The Chinese built the Great Wall, but did that keep the hoards from the north from scaling the obstacle? Same with Istanbul. Nice gate around the city until someone came-up with the idea of shaping marble the size of a bowling ball, dumping a load of gun powder in the bottom of a closed cylinder, rolling the orb down the tube and lighting the blasting chemicals. Boom goes the cannon, leaving a few holes in the centuries-long barrier.
Such is Life – Especially the Moving Life
When a monkey wrench gets tossed into the machinery, stress ensues. Moving can not only gum-up the works, it’s a stress magnet. Chin-up, everyone. Sure, it’s a pain, but it’s also a test of character, a way to exercise the muscle we call a brain and it proves that the fit survive (and subsequently thrive).
It may not happen today, but every stressful problem on this swell planet of ours is ultimately waiting for a solution. Generally, it comes about by communication. With that in mind, let’s tear down that wall.
We’re going to use our cranium and our mouth for these points of communication. Turn-off the argument mode and flick-on the solution switch:
- What’s coming and what’s going? Since every move is directly tied to weight, if you have a 1968 Kelvinator for keeping your groceries cold, why are you throwing good money down the spider hole? Might it be cheaper to get a newer model – something built in this century? How emotionally attached are you to that anvil that’s been in your family for 100-years? Make a list and prioritize what you can part with.
- Do a little detective work. Before signing any contracts, perform some due diligence. At Square Cow Movers, we’re members of the Better Business Bureau and folks seem to give us good marks on Angie’s List. Not to brag, but between those two credible organizations, we’ve got the credibility corner covered.
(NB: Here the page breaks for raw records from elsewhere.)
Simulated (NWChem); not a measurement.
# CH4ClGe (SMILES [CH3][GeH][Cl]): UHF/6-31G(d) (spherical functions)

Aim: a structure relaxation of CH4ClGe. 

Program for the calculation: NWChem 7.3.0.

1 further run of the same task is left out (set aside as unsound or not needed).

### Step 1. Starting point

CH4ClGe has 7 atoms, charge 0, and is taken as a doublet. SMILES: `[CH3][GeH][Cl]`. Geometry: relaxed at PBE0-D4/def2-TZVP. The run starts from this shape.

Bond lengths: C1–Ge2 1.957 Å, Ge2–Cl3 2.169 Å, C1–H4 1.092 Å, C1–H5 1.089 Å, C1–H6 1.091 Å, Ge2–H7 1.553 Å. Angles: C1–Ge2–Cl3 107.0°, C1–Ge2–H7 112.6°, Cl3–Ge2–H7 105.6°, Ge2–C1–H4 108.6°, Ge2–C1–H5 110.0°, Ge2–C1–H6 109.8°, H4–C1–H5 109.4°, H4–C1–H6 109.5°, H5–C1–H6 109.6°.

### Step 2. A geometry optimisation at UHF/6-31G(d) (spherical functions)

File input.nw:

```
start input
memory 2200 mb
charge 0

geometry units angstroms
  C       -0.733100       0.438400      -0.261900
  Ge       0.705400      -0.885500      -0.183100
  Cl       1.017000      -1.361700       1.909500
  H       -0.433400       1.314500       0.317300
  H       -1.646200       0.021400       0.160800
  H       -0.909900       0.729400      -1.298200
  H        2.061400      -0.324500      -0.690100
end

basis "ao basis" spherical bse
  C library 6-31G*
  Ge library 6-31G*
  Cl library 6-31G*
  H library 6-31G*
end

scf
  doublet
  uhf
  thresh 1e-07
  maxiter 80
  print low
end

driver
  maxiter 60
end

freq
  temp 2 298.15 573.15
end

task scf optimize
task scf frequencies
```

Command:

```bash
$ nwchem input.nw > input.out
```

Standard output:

- Take some time and detail your needs, wants, desires and expectations to the moving company. We say this a lot, but you want to discuss this with a manager and not a broker. Brokers are great people, but the manager is the boss. Contracts go two-ways. You get what the mover promised and the mover receives the respect that all professionals deserve.
- If you want to go the bidding process, just remember – balance the rate with the quality of service. If someone says they’ll move a 6-bedroom, 4-bath home for a dollar-and-fifty cents. Take a pass. You usually get what you pay for.
- Contact the insurance agent that holds your home policy. Take out some protection with that company. The movers may have a policy for you. That’s all fine-and-dandy. Double-up and get one from your agent, too.
- Do you know how to pack your stuff? Scroll around on our blog; we’ve got a few articles that will give you guidance if you decide to DIY. If you want the stuff to be really done right, let the movers handle it.
One final way to take the stress out of your relocation. There’s a phrase that sometimes gets attributed to President Ronald Reagan, but he wasn’t the one to coin the quote. The words actually came from someone that the former President nearly wholeheartedly disagreed with. “Trust, but verify.”
That bromide was first coined by Communist leader Vladimir Lenin.
See how easy it is to tear down barriers with just a little know-how?